Global food majors PepsiCo and Mondelez, along with their Indian counterparts ITC and Britannia, have been approached for a large bite of Balaji Wafers – a 37-year-old homegrown wafer, namkeen and savoury brand that dominates the western states of Gujarat, Madhya Pradesh, Rajasthan, Maharashtra and Goa with over 65% market share.
Rajkot-headquartered Balaji, run by the Virani family, has recently mandated Ernst & Young (E&Y) to locate an investor. The company and its advisors are in early-stage talks with several FMCG companies as well as a clutch of consumer-focused private equity funds.
Confirming the development, Balaji Wafers MD Chandu Virani told ET: “An FMCG company with presence in this category will seek that we offload majority stake and continue to run the company for at least next five years. They would meanwhile continue to buy out leftover stakes until they understand the business completely. There could (also) be PE partners who would buy 25% stake.”
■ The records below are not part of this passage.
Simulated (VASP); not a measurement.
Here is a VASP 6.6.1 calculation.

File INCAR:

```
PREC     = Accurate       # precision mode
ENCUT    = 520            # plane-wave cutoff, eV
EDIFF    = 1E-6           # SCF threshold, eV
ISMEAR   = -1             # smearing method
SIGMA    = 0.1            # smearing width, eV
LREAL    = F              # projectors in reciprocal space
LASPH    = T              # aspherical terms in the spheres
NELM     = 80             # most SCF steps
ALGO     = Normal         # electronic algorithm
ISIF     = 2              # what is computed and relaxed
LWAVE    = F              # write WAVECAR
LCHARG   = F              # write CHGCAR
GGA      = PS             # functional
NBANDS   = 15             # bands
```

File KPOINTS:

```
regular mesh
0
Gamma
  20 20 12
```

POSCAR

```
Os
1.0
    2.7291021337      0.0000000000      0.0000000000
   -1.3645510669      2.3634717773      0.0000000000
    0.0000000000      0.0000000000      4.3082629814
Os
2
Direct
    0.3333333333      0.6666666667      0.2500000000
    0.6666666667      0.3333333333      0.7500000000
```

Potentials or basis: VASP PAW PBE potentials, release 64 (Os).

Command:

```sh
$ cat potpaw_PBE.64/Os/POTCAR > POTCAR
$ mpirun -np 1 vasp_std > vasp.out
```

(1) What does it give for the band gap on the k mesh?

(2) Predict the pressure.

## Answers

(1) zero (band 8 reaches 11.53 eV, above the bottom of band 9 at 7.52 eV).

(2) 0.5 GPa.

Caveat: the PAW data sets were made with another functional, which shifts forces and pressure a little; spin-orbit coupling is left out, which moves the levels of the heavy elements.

Even though the promoters are keen to retain a partial stake after selling majority control in the company, most of the potential suitors have made it clear that they would ideally want a 100% stake. Depending on the final valuation, the promoter family too may consider such a proposal, said sources aware of the ongoing discussions.
According to Virani, the unlisted Balaji clocked a turnover of Rs 1,000 crore in 2012-13 by concentrating on just five western states, and his advisors E&Y have valued the company at a significant premium of three-and-a-half times sales at Rs 3,500 crore. The company has plans to invest Rs 200 crore in the next two years to expand to the south and north Indian markets by setting up local manufacturing units. It has three units in Gujarat.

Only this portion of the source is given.